Created on 07-23-2019 02:40 AM - edited 09-16-2022 07:31 AM
cdh version is 6.1.0
1. Try merge small files.
insert overwrite table tdb.tb_activity partition(ymd) select * from tdb.tb_activity where ymd = '2019-07-22';
2. But, Exception raised.
"UnknownReason Blacklisting behavior can be configured..." in HUE.
And, Below is a spark container error log.

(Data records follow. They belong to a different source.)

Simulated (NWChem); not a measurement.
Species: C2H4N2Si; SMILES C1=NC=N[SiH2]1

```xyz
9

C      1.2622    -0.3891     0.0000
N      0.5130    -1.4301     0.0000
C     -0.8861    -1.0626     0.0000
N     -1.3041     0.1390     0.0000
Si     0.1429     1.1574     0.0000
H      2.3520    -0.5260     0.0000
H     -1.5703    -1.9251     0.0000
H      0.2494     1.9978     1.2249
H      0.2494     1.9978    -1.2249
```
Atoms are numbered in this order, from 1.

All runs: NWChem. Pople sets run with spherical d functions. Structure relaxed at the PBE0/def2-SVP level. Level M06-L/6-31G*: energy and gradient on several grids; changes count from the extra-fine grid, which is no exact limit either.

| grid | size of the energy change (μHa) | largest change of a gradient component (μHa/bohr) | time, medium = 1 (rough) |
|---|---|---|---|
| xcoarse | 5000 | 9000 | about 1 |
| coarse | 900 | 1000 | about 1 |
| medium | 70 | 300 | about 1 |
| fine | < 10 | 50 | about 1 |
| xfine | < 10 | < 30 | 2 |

Caused by: org.apache.hadoop.hive.ql.metadata.HiveException: org.apache.hadoop.hive.serde2.avro.AvroSerdeException: Number of input columns was different than output columns (in = 9 vs out = 8 at org.apache.hadoop.hive.ql.exec.FileSinkOperator.process(FileSinkOperator.java:805) at org.apache.hadoop.hive.ql.exec.Operator.forward(Operator.java:882) at org.apache.hadoop.hive.ql.exec.SelectOperator.process(SelectOperator.java:95) at org.apache.hadoop.hive.ql.exec.Operator.forward(Operator.java:882) at org.apache.hadoop.hive.ql.exec.TableScanOperator.process(TableScanOperator.java:130) at org.apache.hadoop.hive.ql.exec.MapOperator$MapOpCtx.forward(MapOperator.java:146) at org.apache.hadoop.hive.ql.exec.MapOperator.process(MapOperator.java:484) ... 19 more Caused by: org.apache.hadoop.hive.serde2.avro.AvroSerdeException: Number of input columns was different than output columns (in = 9 vs out = 8 at org.apache.hadoop.hive.serde2.avro.AvroSerializer.serialize(AvroSerializer.java:75) at org.apache.hadoop.hive.serde2.avro.AvroSerDe.serialize(AvroSerDe.java:212) at org.apache.hadoop.hive.ql.exec.FileSinkOperator.process(FileSinkOperator.java:725) ... 25 more 19/07/23 17:25:32 ERROR executor.Executor: Exception in task 4.0 in stage 0.0 (TID 2)
3. I found a strange in "explain query".
line24 : expressions: ..... extras (type: string), ....
line41: avro.schema.literal {"type":"record", ....... ,{"name":"extras","type":["null","string"],"default":null}, .....
line44: columns actiontype,contentid,contenttype,device,serviceid,timestamp,userip,userid
No have "extras" field on line 44.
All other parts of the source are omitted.